Let’s talk about creating safe spaces. A safe space is the ability to speak up about a concern and not be judged, interrupted, or made to feel as if your feelings are invalid. As you create safe spaces in your home remember that you need to do the same in multiple relationships. Feeling unseen and unheard is real. It’s the number one reason people can be in a crowded room and feel alone. In today’s blog we will talk about loneliness and safe spaces.
Being Lonely in a Crowded Room
We have seen people visualize that it looks like to feel or be lonely in a crowded room. If you never experience this feeling count yourself blessed. For the many who have experienced you know how overwhelming it can be. It’s the fight to be in the place but also feel like you haven’t gotten as close as you need to people around you. Also, safe spaces are necessary to elevate and heal those lonely places.
How Common is being Alone in the Room?
It is extremely common to feel as if you are in the room with others but feel alone. The feeling of being alone means that sometimes our actions are simply a coping mechanism. For instance, you can be at a party and dance, drink, and have a fun time but in all honestly you are simply there as a place holder in your own world. Being a place holder in your world happens when you have things on your mind and heart that you can’t formulate. It’s like wanting to scream but feeling as if no one will hear you. This is usually a sign that you need to tap into your mental health. Often the feeling is ignored.
What to do if you are overwhelmed with being alone?
One, ask yourself the honest questions. Are you alone in the sense of wanting to be coupled and that feeling is overwhelming you? I had a friend in my past who all they could think of was being married. So everyday she watched and analyzed everyone who was coupled and dug herself deeper into a mental anguish that her inability to be married at the time was a draw on their personal worth. Are you alone because you have things that is happening that you aren’t ready to take charge? For example, when I was in my twenties often, I was ashamed of my life choices so I would hide it.

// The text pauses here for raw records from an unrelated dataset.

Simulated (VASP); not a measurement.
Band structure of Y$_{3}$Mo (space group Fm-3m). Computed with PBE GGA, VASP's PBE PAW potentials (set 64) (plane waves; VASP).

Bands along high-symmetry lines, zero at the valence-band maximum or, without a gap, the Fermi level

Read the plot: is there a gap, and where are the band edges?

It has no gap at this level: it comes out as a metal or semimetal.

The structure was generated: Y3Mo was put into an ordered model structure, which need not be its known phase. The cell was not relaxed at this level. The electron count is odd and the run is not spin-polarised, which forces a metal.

Lying about what I was up to or doing made it easy for me to be disconnected. I spent more time camouflaging with people around me. I knew off the bat; I would be judged for the desires that I have had. The judgement coupled with strong people pleasing skills made it easier for me to hide into the distance. The loneliness of wanting to be seen but also is accepted is real. So, when you know that you or someone you love is overwhelmed with that feeling it’s important to make the environment conducive to be honest and safe.
Safe Space is Needed
As someone who has had to break into accepting myself and be open enough to speak on mental health, I have mental health pet peeves. When you say that you need a safe space and those in your circle begin to argue that they have created a safe space even though you are adamant about what a safe space means to you. Please allow others to be able to say what they need without you interjecting your issues on them. A safe space looks differently for everyone. For me safe space means I need someone to simply listen to me first. The validation that even if you don’t agree with me, you still allow me to be free to speak. I was a child that had to walk a straight line. So, there was no wiggle room to disagree. Disagreement was disrespect. I had to learn that it’s not.
Safe Space with Friends or Relationships
Give people the ability to tell you what they need or be honest you can’t supply it. Stop making it seem that you are gifted to provide safe space to those when all you want is the tea of what is going on. If you are friends with others and one of you are going through, ask the friend that is going through is it okay to speak about their issues to other people. Do not ever assume that if you are talking to others in the group that its simply okay to divulge their information. I have a few friends who have dishonored my friendships by providing information to others who I wouldn’t have ever confiding in. Please do not think that friendship lines should get crossed. Respect others and ask if it’s okay.
What to do when you feel lonely?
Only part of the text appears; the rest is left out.